The following day Picard brought in an old peasant and his two daughters; the old man, his crippled limbs having been tortured, offered to serve as guide, and lead them to some houses in the suburbs. Half blind and frightened, he mistook his way, and the Buccaneers, thinking the error intentional, made a slave, who declared he had intentionally misled them, hang him on a tree by the road side.
Slavery here brought its own retribution, for this same slave, burning to avenge some ill treatment he had received, offered, on being made free, to lead them to many of the Spanish places of refuge. Before evening ten or twelve families, with all their wealth, were brought into Gibraltar. It had now become difficult to track the fugitives, as fathers refused even to trust their children; no one slept twice in the same spot, for fear that some one who knew of the retreat would be captured, and then, under torture, betray the spot, generally huts in the darkest recesses of the woods, where their goods were stored from the weather. These exiles were, however, obliged to steal at night to their country houses to obtain food, and then they were intercepted. From some of these merchants Morgan heard that a vessel of 100 tons, and three barges laden with silver and merchandise belonging to Maracaibo, now lay in the river; about six leagues distant, and 100 men were despatched to secure the prize.
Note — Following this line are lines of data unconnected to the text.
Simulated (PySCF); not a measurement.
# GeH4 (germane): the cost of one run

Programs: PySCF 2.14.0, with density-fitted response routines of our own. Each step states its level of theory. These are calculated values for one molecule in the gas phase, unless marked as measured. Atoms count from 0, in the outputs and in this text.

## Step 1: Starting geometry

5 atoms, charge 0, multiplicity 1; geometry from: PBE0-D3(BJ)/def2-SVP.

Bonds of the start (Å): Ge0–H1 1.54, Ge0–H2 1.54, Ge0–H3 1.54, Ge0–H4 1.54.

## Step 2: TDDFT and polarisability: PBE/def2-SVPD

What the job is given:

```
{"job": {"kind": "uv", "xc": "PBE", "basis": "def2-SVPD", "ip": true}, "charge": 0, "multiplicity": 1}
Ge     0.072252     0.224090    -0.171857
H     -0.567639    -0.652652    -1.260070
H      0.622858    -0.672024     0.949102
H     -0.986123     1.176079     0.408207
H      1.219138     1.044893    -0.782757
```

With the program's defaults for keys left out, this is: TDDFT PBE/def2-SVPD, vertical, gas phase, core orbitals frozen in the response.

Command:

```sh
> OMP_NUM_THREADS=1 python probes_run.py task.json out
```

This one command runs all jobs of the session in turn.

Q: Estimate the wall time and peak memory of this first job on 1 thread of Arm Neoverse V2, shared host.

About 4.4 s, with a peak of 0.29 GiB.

In scouring the woods again with a body of 200 human bloodhounds, Morgan surprised a large body of Spaniards. Some of these he forced the negro guide to kill before the eyes of the others, in order to implicate him in the eyes of the survivors. After eight days' search the band returned with 250 prisoners, and a long train of baggage mules, bound for Merida. The prisoners were each separately examined as to where the treasure was hid. Those who would not confess, and even those who had nothing to confess, were tortured to death—burnt, maimed, or had their life slowly crushed out of them.